On 4 April 2022, a delegation from the Institute of National Remembrance headed by the Deputy President of the IPN, Prof. Karol Polejowski, met with the management of the Czech Institute for the Study of Totalitarian Regimes in Prague - Deputy Director Ondřej Matějka, Ph.D. and the Director of the Security Services Archive, Světlana Ptáčníková. The representatives of the two institutions discussed future archival and research cooperation, including a joint project devoted to the period of political transformation, and the comparison of the process initiated in Poland to events taking place in other countries of Central and Eastern Europe.

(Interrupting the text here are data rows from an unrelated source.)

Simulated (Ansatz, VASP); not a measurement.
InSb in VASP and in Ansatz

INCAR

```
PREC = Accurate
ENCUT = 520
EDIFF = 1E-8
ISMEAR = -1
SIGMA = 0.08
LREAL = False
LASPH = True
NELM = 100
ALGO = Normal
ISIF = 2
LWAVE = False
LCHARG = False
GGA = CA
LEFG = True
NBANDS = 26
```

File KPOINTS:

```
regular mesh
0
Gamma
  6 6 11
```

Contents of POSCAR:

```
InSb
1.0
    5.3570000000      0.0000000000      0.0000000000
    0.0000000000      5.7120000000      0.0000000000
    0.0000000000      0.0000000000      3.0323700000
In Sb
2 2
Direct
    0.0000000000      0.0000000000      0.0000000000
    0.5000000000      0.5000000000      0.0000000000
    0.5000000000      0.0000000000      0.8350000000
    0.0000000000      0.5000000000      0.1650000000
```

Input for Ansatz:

The Institute for the Study of Totalitarian Regimes was established in 2007 by the Czech government to collect, analyze and share documents from the Nazi and communist periods. In the archives of the Institute one can find, among others, documents concerning and drafted by the former State Security StB.

The Security Service Archive (Archiv niezečnostních složek, ABS) is one of the newest archives in the Czech Republic. It deals with archival materials previously kept in the Archive of the Ministry of the Interior. It houses almost 20 km of files, arranged in approximately 750 units and collections.

The IPN delegation also laid flowers at the monument dedicated to Ryszard Siwiec at the headquarters of the Institute for the Study of Totalitarian Regimes. In 2009, the street where the Czech Institute is located was renamed in honor of a Pole, Ryszard Siwiec, who, in protest against the Warsaw Pact invasion of Czechoslovakia, set himself on fire on 8 September 1968, during a nationwide harvest festival at a stadium in Warsaw.

- Those of you who still have a spark of humanity and human feelings inside your hearts, come to your senses! Hear my cry, the cry of an ordinary man, the son of a nation which loves its own and other nations’ freedom above all, even more than his own life, come to your senses! It's not too late! - Siwiec called out.

 

 

 

 

On 4 April 2022, the Deputy President of the IPN, Prof.Karol Polejowski decorated Antoni Wręga, Chargé d’Affaires of the Polish Embassy in Prague, with  the Cross of Freedom and Solidarity. The ceremony took place at the Polish Embassy in Prague.

The Cross of Freedom and Solidarity was established by the Seym on 5 August 2010. It was awarded for the first time in June 2011 on the occasion of the 35th anniversary of social protests in Radom. The cross is awarded by the President of the Republic of Poland, at the request of the President of the IPN, to activists of the opposition to the communist dictatorship, for activities aimed at regaining independence and sovereignty by Poland, and respecting human rights in the former communist People's Republic of Poland. The Cross of Freedom and Solidarity is modeled on the Independence Cross of the Second Polish Republic.

 

 

 

 

The next day, the IPN delegation visited the  Security Service Archive. Representatives of the IPN also visited the Polish Institute in Prague, one of twenty-four Polish Institutes in the world, whose main goal is to spread the knowledge about Polish culture, history and society. They met with the director of the Institute, Maciej Ruczaj, and his deputy, Wojciech Bednarski.

The Institute is part of the Ministry of Foreign Affairs of the Republic of Poland, one of the representative offices of the Republic of Poland in the Czech Republic (apart from the Embassy of the Republic of Poland in Prague, the Consulate of the Republic of Poland in Prague and the Consulate General of the Republic of Poland in Ostrava). It is a continuation of the cultural department of the Embassy of the Republic of Poland from the 1920s. After World War II, it operated as the House of Polish Culture at the corner of Wacław Square and Jindřišska Street, and from 1994 as the Polish Institute. Currently, its headquarters are located in the old center of Prague, in the Little Square, in a medieval house, the entrance to which is at 27 Karlova Street.